## Project Summary

This notebook focuses on recognizing human activities — **jumping**, **standing**, **walking**, and **staying still** — using motion data collected from an iPhone’s **accelerometer** and **gyroscope** sensors.

Each dataset contains time-series readings of linear acceleration and angular velocity along three axes. We preprocess the data, extract **time-domain** (mean, variance, correlation) and **frequency-domain** (dominant frequency, spectral energy) features, and use these as observation vectors for a **Hidden Markov Model (HMM)**.

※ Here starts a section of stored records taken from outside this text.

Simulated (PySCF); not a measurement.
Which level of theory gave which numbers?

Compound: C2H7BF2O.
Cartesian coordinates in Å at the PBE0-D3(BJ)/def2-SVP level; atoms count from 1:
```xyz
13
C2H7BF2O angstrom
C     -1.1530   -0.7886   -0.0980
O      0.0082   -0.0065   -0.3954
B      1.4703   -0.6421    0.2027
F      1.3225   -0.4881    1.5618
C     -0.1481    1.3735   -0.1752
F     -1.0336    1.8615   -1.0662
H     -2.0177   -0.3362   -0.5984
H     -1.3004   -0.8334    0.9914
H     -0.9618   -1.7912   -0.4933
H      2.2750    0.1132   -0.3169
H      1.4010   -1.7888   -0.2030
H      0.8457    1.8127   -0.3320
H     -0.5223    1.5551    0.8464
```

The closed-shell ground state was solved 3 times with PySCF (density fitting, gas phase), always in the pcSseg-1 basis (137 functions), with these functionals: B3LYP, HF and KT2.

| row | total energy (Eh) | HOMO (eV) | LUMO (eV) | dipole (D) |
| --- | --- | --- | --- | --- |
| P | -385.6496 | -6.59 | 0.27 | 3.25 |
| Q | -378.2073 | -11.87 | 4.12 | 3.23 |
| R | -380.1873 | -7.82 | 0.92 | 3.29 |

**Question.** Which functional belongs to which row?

The HMM is designed to learn how activities transition over time and to decode the most probable sequence of actions using the **Viterbi algorithm**, while its parameters are trained via the **Baum–Welch algorithm**.

Finally, we evaluate the model’s accuracy and ability to generalize to unseen recordings, and reflect on the strengths and weaknesses of the approach.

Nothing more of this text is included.